From a humble dinghy to a series of superyacht sloops and a private island hideaway, Australian property developer Lang Walker talks Sophia Wilson through the Kokomo dynasty...
“My first Kokomo was a small dinghy, a VJ [Vaucluse Junior], back when I was kid. I used to race and that’s what got me hooked,” says straight-talking Lang Walker. Since his childhood exploits the name Kokomo has stuck, but the boats have changed dramatically, including three Ed Dubois-designed sailing superyachts. It is in his office, with swing music playing softly in the background, that Walker, who is now in his early seventies, is telling me about his lifelong love affair with sailing and the sea.
However, rather than a superyacht, his latest Kokomo is actually an island in Fiji’s Great Astrolabe Reef, which Walker has transformed into a luxurious barefoot resort, with 21 beachfront villas and six luxury residences. His “office” is an expansive white table on the shaded terrace of his residence, with uninterrupted views across a palm tree strewn beach to a glistening reef beyond. “It’s a beautiful spot here,” he says. “In a way that is how it started because I thought ‘I wouldn’t mind having a house on this beach’. In the end, we got the house and everything else that went with it.”

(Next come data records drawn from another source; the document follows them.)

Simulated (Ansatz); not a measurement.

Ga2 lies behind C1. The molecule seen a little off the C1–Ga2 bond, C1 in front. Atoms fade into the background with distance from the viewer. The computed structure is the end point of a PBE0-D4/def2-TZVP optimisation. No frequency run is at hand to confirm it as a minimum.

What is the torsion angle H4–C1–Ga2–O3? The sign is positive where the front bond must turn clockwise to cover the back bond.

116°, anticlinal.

It might seem strange for Walker to take on such an ambitious project at this stage, but for those who followed the evolution of his three Kokomo sailing superyachts it will be less of a surprise. His first was a 42 metre sloop designed by the late Ed Dubois, with interiors by RWD and built by New Zealand’s Alloy Yachts (a combination that remained unchanged through the following two builds). “The 42 metre was launched for the 2000 America’s Cup down in Auckland,” recalls Walker. “We also raced in the Millennium Cup there.”
Five years later Walker decided to expand and set about the build of a 52 metre sloop. But no sooner had the champagne hit the hull than it became clear that Walker still had unfinished business when it came to superyacht design. “The day I launched that boat I could see that there were probably about 20 or 30 things that I wanted to change about it,” he says. “So, the same day I booked a slot for the next one and set to work tweaking all the things I wanted to change.”
The main focus for Walker was improving performance and further enhancing the social spaces – minor modifications included modernising the design of the wheelhouse and creating storage for two hard bottom tenders under the foredeck. The greatest challenge of the third build was the introduction of a keel mechanism that allows the draught to be adjusted from 8.7 metres to 4.6 metres. This system adds stability for speed without ruling out shallower cruising grounds. At the time Dubois described the project as a “big step up” in sailing yacht design and in 2011 Kokomo won the Naval Architecture Award at the ShowBoats Design Awards and was a finalist at the World Superyacht Awards.
It also proved to be third time lucky for Walker, who still spends three months per year on sailing yacht Kokomo. The yacht has spent time in the South Pacific but the height of her mast means it is not possible for her to pass through the Panama or Suez canals and it’s a long slog around the capes. As a result, her permanent base is in Palma and Walker spends the majority of his time on board in the Mediterranean. “My favourite areas are the top end of Sardinia and the bottom end of Corsica. There is always very good breeze through the Strait of Bonifacio. For a yacht her size she is very, very fast.”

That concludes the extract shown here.